If you're thinking of going to .325 in that .063 bar, don't bother. I did it, and I couldn't really notice any improvement over the 3/8 .063. I have three 33" bars for my 395, one each of .325, .375, and .404, and so far the best all-around seems to be the 3/8 with either a 7-pin sprocket in big wood or an 8-pin in smaller stuff. Tried .325 9-pin and it turned that big saw into a gutless wonder on the mill, though worked beautifully crosscutting firewood. Plus, the 3/8 chain is cheaper due to fewer drive links, and will last longer due to larger cutters. Having said that, by far the best I've found yet is semi-round 3/8 .050 low-profile chain. I have that on my 660's 25" bar with an 8-pin sprocket, and use it for taking boards off cants. I was cutting spruce 2X4s almost as fast as I could walk the saw down the cant. Even maxed out near 20" it cuts very fast and leaves the smoothest surface of any chain I've used. And since I never use it for squaring logs, it never sees dirty bark or mishaps with guide rail hardware, so it rarely needs sharpening in the softwoods I work with.

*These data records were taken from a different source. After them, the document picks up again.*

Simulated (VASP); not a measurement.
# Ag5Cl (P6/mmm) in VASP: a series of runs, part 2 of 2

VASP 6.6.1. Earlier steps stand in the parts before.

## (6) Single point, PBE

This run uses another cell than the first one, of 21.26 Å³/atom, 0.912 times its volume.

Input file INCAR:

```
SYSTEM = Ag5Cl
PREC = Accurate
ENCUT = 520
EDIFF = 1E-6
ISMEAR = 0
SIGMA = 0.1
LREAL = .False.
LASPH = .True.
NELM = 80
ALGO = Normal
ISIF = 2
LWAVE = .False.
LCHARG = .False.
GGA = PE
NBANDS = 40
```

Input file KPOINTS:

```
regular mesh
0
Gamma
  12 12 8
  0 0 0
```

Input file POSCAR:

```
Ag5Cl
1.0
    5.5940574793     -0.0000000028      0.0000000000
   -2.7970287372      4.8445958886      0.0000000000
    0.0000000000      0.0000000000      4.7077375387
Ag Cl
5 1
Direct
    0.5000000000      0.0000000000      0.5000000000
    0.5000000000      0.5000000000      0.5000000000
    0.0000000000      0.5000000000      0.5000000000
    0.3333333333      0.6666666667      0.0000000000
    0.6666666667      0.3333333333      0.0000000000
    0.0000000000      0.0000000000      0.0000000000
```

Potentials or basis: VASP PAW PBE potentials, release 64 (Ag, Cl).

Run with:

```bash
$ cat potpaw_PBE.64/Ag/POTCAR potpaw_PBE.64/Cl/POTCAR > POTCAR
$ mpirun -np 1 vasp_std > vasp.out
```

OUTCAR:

Back to the pushing difficulties though... I like Bob's idea of putting UHMW strips on the bottom of his guide rails. I might do it myself if I can find some cheap enough. What you're looking at in that picture is the bottom of his mill, which is turned on its side. All the rigging in the foreground is (I believe) his auxiliary nose oiler setup. I think he also has a magnetic bar holder to prevent sagging with long bars, so it might be that too. Whatever you do to your front mill rail, keep the front edge square to the wood, don't taper or round it any more than putting maybe a 1/16" bevel on it. This square edge helps scrape sawdust off the top of the cut so the mill has a nice clean surface to ride on. Rounded rails just want to ride up and over any small obstacles, which can make a rougher cut.
I agree that when pushing with the standard handle included with the mill, too much force tends to be directed to the front. I especially find this to be a problem near the end of a cut, as I've noticed the rear rail of the mill wanting to lift up off the guide board. So at that point I usually push from where the crossmember meets the rear rail and keep more pressure down on the back of the mill. Through the cut, I generally find myself pushing from either the top stabilizer pipe (I actually fitted a foam handle over it to relieve vibration), or the nose-end depth post. I quite like pushing from the end post as it gives me a lot more leverage on the mill, though with long bars and big logs it can be awkward.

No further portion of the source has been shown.